But about the time she started to feel as if she might just become a real New Yorker, she faced a new quandary: Air America was floundering and Mr. Franken decided to move the show to Minnesota. Having faced down her Manhattan crisis, she wasn't quite ready to face midlife back in the Midwest. Emboldened by her book contract, and facing a looming deadline, she quit her job at Air America and started hitting the keyboard.It's good to find the NYT admitting that AAR was "floundering", but I'm going to guess that the details of her departure were a bit more complicated.
But decorating this apartment would be almost superfluous. The whole point of the place is the view, the light, the Village spread below.
On a late winter afternoon the living room is overwhelmed by light that can be described only as blinding. As the minutes pass into dusk, the apartment is suffused with pink. Out the window, the Hudson turns deep slate before the setting sun.
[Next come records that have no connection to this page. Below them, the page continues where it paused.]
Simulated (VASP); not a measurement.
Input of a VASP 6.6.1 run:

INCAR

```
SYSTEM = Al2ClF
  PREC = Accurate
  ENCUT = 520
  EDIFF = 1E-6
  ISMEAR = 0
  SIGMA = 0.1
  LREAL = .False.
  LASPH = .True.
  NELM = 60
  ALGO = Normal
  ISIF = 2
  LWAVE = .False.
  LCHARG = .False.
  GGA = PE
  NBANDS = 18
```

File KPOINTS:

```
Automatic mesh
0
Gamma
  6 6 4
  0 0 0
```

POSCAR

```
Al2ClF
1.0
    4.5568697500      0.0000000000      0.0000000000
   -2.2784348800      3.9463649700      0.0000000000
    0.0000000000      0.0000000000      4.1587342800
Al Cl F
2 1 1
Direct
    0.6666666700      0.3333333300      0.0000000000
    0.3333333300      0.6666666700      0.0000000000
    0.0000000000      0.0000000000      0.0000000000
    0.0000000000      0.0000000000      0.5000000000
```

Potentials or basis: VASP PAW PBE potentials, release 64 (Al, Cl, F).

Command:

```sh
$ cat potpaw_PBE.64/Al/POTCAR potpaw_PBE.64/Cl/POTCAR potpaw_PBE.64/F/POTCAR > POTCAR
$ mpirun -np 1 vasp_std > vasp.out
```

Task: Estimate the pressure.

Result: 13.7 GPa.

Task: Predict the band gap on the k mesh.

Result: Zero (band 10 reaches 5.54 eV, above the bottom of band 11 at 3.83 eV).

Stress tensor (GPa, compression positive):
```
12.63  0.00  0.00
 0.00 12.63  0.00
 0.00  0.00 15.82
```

On a recent afternoon Ms. Lanpher doffed a dowdy apron to cook chicken with 40 cloves of garlic — "the garlic was billed as both purple and French," she said, "so, foodie that I am, I had to buy it" — that would be her contribution to a going-away party for one of her doormen. This perfect use of Midwestern manners in a Manhattan context shows how she's adapted — to a new city, a new job and, now, life in Manhattan without a job.
The second half of her life is unfolding in mysterious ways. And she's letting it happen from a really nice perch.